As commercial real estate market woes keep investors' eyes fixed on mounting losses instead of new deal flow, firms with expertise in valuing these commercial assets have increased their focus on securities and loan analytics.

Such companies are securing new business by tending to the market's advisory and risk management needs.

Commercial real estate investment manager CWCapital Investments (CWCI) is one of these firms. CWCI recently hit the market with a new risk management group, CW Risk Management Solutions. The new unit will be headed up by CMBS industry veteran Tad Philipp, who will serve as managing director and head of the team.

Philipp joins CWCI after 17 years at Moody's Investors Service, most recently working as managing director in the firm's U.S. commercial mortgage finance group. He brings to CWCI a wealth of credit risk management experience, having served as co-developer of Commercial Mortgage Metrics, a widely adopted model for assessing credit risk, and also having co-developed the Moody's/REAL Commercial Property Price Indices, which are similar to the S&P/Case-Shiller Home Price Indices.

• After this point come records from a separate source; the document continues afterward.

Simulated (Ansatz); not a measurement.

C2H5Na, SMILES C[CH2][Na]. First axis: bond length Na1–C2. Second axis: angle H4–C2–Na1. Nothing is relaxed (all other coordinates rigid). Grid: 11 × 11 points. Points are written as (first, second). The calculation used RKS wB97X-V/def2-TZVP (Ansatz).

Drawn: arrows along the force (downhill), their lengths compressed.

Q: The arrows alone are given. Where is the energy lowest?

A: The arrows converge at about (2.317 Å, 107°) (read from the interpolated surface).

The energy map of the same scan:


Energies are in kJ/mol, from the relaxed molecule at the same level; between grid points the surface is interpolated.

The idea behind the development of these products was that they would facilitate property derivatives trading so that market participants could hedge their risk by buying protection against property values going down.

Assisting Philipp in his new position will be Julia Hu, senior vice president, who joined the company in March 2008 from Wachovia Securities, and has been part of the group's development process. At Wachovia, Hu served as a vice president in deal management for multi-sector CDOs. Prior to Wachovia, Hu was at Credit Suisse First Boston.

They Already Have the Tools

The two will serve as coordinators, drawing on the team already in place at CWCI, which includes Maximus Advisors, an economic and real estate research consulting unit based in New York - where the risk management group will be located. This means there will probably be a limited number of new hires to the group, because CWCI already has people in-house with experience with the product, Philipp said.

Indeed, the new platform builds on the firm's investment experience in buying riskier chunks of commercial real estate.

CWCI is a high yield investor in CMBS deals. In CMBS portfolios, which have run to $5 billion or more of underlying loans, according to Philipp, CWCI would come in and buy the most junior tranches. Because of this, the firm has developed the skills necessary to quickly and accurately assess the risks in a portfolio, Philipp said. "This is not just an academic exercise; CWCI is experienced in taking first loss risk."

The firm currently has $11 billion in assets under management and approximately $200 billion of CMBS under management.

"The idea is to take the skills developed as a high yield CMBS investor and make them available to portfolio lenders and securities investors for risk management purposes," Philipp said.

Taking the Temperature

Initially, the group will provide valuations of loans and securities and risk management strategies, and it is already in discussions with some potential customers. "Given the turbulent market, many firms want to get a handle on the current state of their portfolio, both for regulatory and internal capital allocation reasons," Philipp said.

Potential customers include firms who bought CMBS portfolios a long time ago and are looking to reevaluate these loans given the change in the economic environment, as well as banks looking to buy another bank that need a third party to come in and evaluate the portfolio of the bank to be acquired.

While the enormous shakeout in the business is likely to spill over into next year, especially given the nearly empty CMBS new issuance pipeline, Philipp is confident that CWCI will be one of the survivors.

Ultimately, some form of securitized commercial real estate is likely to emerge, but it might not be in the next few quarters. "We are in a transition period where market participants tend to be more focused on managing the risks they already have than on taking on new risk," he said.

In 2003, CWCI was launched out of the CW Financial Services consortium of companies, which also includes CWCapital, a lender and primary servicer, and CWCapital Asset Management, a special servicer and loan management platform.

Cadim, a Montreal-based real estate advisor and portfolio manager and a subsidiary of the Caisse de depA't et placement du Quebec, a triple-A rated institutional fund manager in Canada, holds a majority interest in CWCI and CWCapital.